Tuesday, April 11, 2023

Nostalgia and looking towards the future

Well, hello. It's been a while since I opened Blogger, a while since I felt the urge to form my thoughts into words that I'd consider jettisoning onto the internet. But today, on a Tuesday afternoon where I have 193+ other things to do (as is always the case when I feel the urge to blog), I am feeling nostalgic. 

I am about to complete the last semester of six years at my university. I didn't like being here, for a long time. I only reluctantly embraced the identity of being a college student and a Jayhawk. I resented my fellow students for being too loud, for making the "traffic" worse (in quotes because we really have nothing to complain about in my little town), and for not having the maturity of 35-year-olds and the interests of 75-year-olds (not a very rational expectation of under-twenty-five-year-olds).


But somehow, I've grown fond of this place in spite of myself. Changing my major helped (tremendously!) but also the incredible people I've met here, students and professors alike (and maybe a pretty neat postdoc, but more on that later). I am beyond excited to graduate and enter my next season of life, which will involve a little less coffee and a lot more exercise, but I also can't help thinking throughout this semester of how I can perhaps count on one hand how many more times I'll see a classmate or my advisor, and how their lives will continue on but my academic pursuits at this university stop here. 
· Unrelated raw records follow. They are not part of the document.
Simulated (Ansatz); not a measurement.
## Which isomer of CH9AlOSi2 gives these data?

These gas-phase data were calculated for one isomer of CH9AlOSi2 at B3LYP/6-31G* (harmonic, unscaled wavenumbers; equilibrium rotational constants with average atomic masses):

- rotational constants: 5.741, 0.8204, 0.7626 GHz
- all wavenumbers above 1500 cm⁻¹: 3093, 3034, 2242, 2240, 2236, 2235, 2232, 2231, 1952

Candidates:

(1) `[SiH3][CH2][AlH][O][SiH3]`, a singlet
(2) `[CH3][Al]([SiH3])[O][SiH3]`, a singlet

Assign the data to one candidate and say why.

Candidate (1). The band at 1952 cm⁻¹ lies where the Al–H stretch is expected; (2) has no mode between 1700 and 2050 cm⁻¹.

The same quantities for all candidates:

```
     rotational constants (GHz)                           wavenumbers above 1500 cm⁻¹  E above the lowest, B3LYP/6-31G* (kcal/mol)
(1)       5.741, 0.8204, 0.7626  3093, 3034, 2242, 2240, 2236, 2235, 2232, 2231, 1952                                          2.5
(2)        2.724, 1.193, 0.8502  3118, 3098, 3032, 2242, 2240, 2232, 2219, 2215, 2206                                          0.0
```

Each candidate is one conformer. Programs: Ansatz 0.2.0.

God has been so gracious to me. He has given me a heart for this campus that goes beyond the generic hope for the salvation of nameless individuals I usually preferred not to be around, which is what I had when I started here. Though sometimes I am still impatient with my classmates, the Lord has given me eyes to see college kids with a compassion that I did not have, and a desire to see the people in my cohort walk in freedom.

I don't know what that looks like when I leave KU. To be honest, I haven't been sure what that can or should look like while I'm here, either. But I don't want to underestimate the time that I have left as a student (31 days, but who's counting?). If I have two minutes or two hours with a person, I want to be present, open, and oriented towards their needs and not my own. Jesus said that the greatest person is the one who is the servant of everyone. Is that how I live in my department? Viewing my role as the person who is there to serve, just like my king?


It's a pretty busy season right now. Each day is split between wrangling the research article I am writing, skimming books as rapidly as possible, translating articles for clients, and preparing for my wedding in June. (Remember that postdoc I mentioned? :)) People keep saying how fast time is going — truly, it does seem that someone is holding down the "fast forward" button on the remote. But most of the time, I wish time would fly even faster, to skip past the work and get to graduation and then my wedding. I know marriage won't solve all my problems, but it's difficult not to feel that things will be a little easier when I'm no longer a wedding planner-graduate student.

But work is good, and I don't want to rush past this season. It's okay to wish my work load wasn't quite so full (it won't always be) but I don't want to reject work just because it's work. That, too, is a gift, just like the rest that God also gives us. So I will set this post aside, and go back to The Seventh Member State (there's a plug for you, Megan Brown. It was nice to meet you at the conference last month). À la prochaine, readers.